Back in the saddle with another CAPS Champion of the World contest idea. Remember, to be eligible to win the contest, you need to rate at least 1 per quarter of these ideas that we present here on the blog. But you don't even have to agree with us. You can look at the facts and disagree, so long as you enter an opinion in the contest on the stock in question. And if you're not entered, do it now. Just click on this link to get started.

That stock in question today is Lululemon (Nasdaq: LULU), and GG co-advisor Nathan Parmelee does not have a favorable opinion. Take it away, Nathan...
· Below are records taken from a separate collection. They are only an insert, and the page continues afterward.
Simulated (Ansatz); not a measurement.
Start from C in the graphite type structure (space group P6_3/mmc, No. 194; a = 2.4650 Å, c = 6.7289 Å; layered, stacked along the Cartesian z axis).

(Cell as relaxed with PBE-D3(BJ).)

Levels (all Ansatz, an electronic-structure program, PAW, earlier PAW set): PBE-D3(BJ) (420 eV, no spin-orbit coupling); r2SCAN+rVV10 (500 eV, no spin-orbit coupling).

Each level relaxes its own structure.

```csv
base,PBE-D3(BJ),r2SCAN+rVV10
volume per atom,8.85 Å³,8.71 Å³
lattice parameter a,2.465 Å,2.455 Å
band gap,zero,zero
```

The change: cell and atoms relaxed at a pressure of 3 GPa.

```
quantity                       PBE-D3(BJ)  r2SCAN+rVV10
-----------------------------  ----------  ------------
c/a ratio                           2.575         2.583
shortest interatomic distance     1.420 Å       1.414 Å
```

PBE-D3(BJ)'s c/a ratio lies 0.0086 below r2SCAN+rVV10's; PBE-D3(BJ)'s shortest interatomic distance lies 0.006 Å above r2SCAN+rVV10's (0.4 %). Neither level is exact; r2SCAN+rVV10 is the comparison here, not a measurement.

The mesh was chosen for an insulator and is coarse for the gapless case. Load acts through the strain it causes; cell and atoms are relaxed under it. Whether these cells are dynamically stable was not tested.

Short Lululemon Athletica (LULU)Thesis

This time it is different.  Those are the last five words most investors want to hear. But investors spying the end of the recession and retailers as potential winners in the recovery should consider that this time it really is different, because this recession is different than those of the last 20 years. This time the unemployment rate is considerably higher and may not have peaked yet. This time JP Morgan and other banks are dramatically cutting back on consumer credit and raising rates to make up for losses in other parts of their loan portfolios. This time housing is at the center of the recession, so consumers have less wealth to fall back on and are understandably more conservative. These are large, fundamental differences from the last recession and are all reasons to short Lululemon and other retailers with premium valuations.

Company description

From its stores and website Canadian company Lululemon sells athletic and yoga apparel in the United States, Canada, Australia, and Hong Kong.  Competitors for Lululemon include Nike (NKE), Adidas (ADDYY), and Under Armour (UA).   Lulu has grown impressively over the last five years. Revenues grew at an 18.5% clip over the last five years, but the recession has thrown its growth trend in reverse with negative same store sales and single digit overall revenue growth driven entirely by new store openings.

Valuation

37x P/E, 18x EV/EBITDA, and a price-to-free cash flow of about 40x are rich multiples for a company firing on all cylinders. They are obscene multiples for a company reporting same stores sales declines in the last two quarters and expecting more of the same in the next two quarters.

Using a 12% discount rate and assuming all of Lululemon’s capital expenditures are for expansion (a generous assumption) the company currently earns $59 million in free cash flow.  With these assumptions Lululemon will need to grow FCF at an 18% clip over the next decade to justify its current $20 share price. Investors seem to be betting on the easier “comps” that are coming in the fourth quarter and 2005-2007 growth rates returning. But given the economic hurdles and competition I think the sales growth and margin expansion necessary to justify the current valuation won’t materialize.

Shoppers may love Lululemon’s products, but its shares are far from a good value. Short this stock.

 

1 Comments – Post Your Own

#1) On August 30, 2009 at 10:03 PM, voicedupdotcom (< 20) wrote:

Aside from the high valuation, a few coworkers visited some stores and the employees were very slow to greet them and  there was noone in any of these stores.